How to replicate the analyses in “Bells and smells…”
Replication is very much in vogue in psychology these days. To be honest, the field’s preoccupation with methodological navel gazing strikes me as being akin to worrying about the weeds on your lawn as your house burns down: We homo sapiens are defined by our capacity for learning, language and culture, and the fact that most researchers in the brain and cognitive sciences are poorly trained in the very things that serve to put the sapiens in homo seems like a far more pressing concern.
Still, I wouldn’t want to say that lawn weeds aren’t bothersome, or that replication is not important to the scientific process, and so in the spirit of supporting recent efforts to raise standards in the field, I decided to see if I could replicate the findings described in my “Bells and smells” post using word frequency counts taken from sources other than those used in the original.
In this replication, I estimated the background rates and blocking using frequencies taken from the 450 million word “Corpus of Contemporary English” (COCA; hence these are current frequency counts rather than counts that reflect usage contemporaneous to the study itself), while to estimate co-occurrence rates I used the number of hits retuned by a literal “w1 w2” search on the Bing search engine to get a rough measure of frequency (as you might imagine, it is difficult to estimate frequencies for pairs like “jury” and “eagle”).

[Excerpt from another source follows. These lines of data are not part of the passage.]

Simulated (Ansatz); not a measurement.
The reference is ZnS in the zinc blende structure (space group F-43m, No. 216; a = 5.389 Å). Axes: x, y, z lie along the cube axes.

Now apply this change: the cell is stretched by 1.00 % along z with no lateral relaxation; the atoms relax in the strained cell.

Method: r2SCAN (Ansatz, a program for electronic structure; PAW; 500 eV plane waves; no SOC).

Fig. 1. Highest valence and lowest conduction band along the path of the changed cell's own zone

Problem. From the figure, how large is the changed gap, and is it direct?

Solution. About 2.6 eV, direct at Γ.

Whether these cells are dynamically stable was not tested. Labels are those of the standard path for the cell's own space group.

Word frequency counts are not normally distributed. Indeed, they are notoriously skewed, such that when counts are plotted from highest to lowest, the frequency counts for a few of the most common items will dwarf those of all the other items. This property can clearly be seen in this plot of the raw frequencies for the first words in each of the PAL pairs (i.e., the number of times word1 appears among the 450 million words in COCA):
Statistical tests like regression assume that the variables entered into them are normally distributed. In their raw form, words frequencies violate the assumptions of these tests. However, if we apply a logarithmic transformation to our word frequency counts, we can make them approximate something more like a normal distribution:
(As you can see from the lowest frequency items, this distribution is still not perfectly normal — to explain word frequency distributions and the challenges they pose to analyses is a book in itself — but this will suffice for now.)
The log transformed frequency counts can then be entered into regressions to see how well the predict the item variance in the PAL data.
Using the COCA / Bing counts, all of the effects I reported in my “Bells and smells” post replicated (the R-squared values for both of the regression analyses were around .77).
The new data used in the replication:
Nb. In gathering this data, I discovered that the counts on Bing had already been affected by the publication of our papers. (Language really is a living thing, and it makes studying it harder.) I’ve tried to minimize the effect of my blog on these counts, hence the lack of text in the table above.